Configuring git

Sara Mortara and Andrea Sánchez-Tapia
2022-07-06

Introduction

Git is the most used version control software today. It lets you track the different versions of your files on your computer over time. Every time the user decides to create a version is called commit. Unlike working in Dropbox (for example) each commit is a discrete moment and decided by the user. There is no continuous update. This allows you to know/decide which are the relevant changes and separate the work into stages.

A git repository is a folder where the latest version of each file is visible, but the entire commit history of the files is available, can be explored, rolled back. With git the user knows what was added, modified, deleted in each commit, and therefore does not need to create duplicate versions of files, or rename along the way.

Git works locally, but it also allows you to establish remote repositories. This allows working from different computers, with different users and having a backup remotely. In this sense, git is said to be a distributed version control system, where the loss of a “central” computer or user does not imply the loss of the entire work.

Currently, GitHub (www.github.com) is the most popular and used git repository storage system. However, institutions can implement servers so that they serve as remotes, and there are other similar services such as Gitlab (www.gitlab.com, our favorite <3) and Bitbucket (www. bitbucket.com).

Git can be used in any folder on the computer and is a system independent of the R workflow. It was developed by Linus Torvalds to be able to collaborate with different linux authors and to be able to work offline (between commits). In this tutorial we will configure the computer so that data analysis projects can take advantage of git and workflows are more organized.

This tutorial is inspired by the R course from Page Piccinini

Git configuration on computer

First let’s do the git configuration on the computer. To do this, open a terminal window in RStudio.

Identification

Every git command in the terminal starts with git ;) Let’s enter name and email for identification:

Type it:

git config --global user.name git config --global user.email

The first time nothing should appear, if something appears it has already been shot.
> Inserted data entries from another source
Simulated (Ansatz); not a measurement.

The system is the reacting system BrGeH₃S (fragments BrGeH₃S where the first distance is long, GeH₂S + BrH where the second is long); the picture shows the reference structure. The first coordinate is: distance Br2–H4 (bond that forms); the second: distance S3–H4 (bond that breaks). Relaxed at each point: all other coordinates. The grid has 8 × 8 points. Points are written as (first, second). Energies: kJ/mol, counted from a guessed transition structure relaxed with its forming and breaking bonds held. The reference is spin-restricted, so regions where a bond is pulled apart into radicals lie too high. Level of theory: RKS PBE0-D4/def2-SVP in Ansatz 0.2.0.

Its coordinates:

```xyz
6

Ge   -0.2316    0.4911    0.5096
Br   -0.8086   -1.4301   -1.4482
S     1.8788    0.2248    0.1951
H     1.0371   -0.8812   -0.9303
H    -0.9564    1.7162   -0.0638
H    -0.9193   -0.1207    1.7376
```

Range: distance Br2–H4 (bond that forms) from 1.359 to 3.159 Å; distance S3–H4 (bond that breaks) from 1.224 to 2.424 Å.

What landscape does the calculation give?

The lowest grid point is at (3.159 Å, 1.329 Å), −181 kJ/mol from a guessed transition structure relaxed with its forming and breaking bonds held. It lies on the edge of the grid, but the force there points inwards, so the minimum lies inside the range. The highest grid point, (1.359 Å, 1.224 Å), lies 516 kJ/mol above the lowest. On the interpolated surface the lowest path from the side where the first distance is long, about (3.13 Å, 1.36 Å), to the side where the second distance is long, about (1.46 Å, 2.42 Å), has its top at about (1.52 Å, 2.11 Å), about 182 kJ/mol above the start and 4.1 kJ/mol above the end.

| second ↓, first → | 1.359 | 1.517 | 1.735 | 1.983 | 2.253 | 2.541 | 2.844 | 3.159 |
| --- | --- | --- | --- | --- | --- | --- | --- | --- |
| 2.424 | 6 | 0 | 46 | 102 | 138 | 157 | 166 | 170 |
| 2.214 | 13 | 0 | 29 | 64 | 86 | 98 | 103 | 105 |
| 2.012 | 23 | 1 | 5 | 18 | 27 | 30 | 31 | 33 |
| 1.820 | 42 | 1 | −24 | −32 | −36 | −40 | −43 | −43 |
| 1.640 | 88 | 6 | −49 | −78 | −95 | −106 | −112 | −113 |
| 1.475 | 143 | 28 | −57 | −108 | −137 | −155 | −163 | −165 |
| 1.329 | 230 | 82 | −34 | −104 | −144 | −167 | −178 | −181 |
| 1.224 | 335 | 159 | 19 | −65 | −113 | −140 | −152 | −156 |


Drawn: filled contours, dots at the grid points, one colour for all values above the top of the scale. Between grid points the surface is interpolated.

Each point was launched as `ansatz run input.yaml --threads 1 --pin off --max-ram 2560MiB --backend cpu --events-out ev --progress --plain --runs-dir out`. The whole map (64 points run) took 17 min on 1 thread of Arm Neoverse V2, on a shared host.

If there is no response or if there is an error in the return, run:

git config --global user.name [your name] git config --global user.email [your github email!]

git config --global user.name "Andrea Sánchez-Tapia" git config --global user.email katori@gmail.com

The quotes in the name allow git to understand that the full name with spaces is user.name.

When checking, the data entered should appear, type again:

git config user.name git config user.email

The variables you entered should appear

So far git is configured on the computer and it knows who you are.

Creating a git and GitHub repository

There are several ways to create the local git repository that can communicate remotely with GitHub, GitLab or Bitbucket. In this case, we already have a local folder so we just need to start git locally and create a remote repository and add it locally.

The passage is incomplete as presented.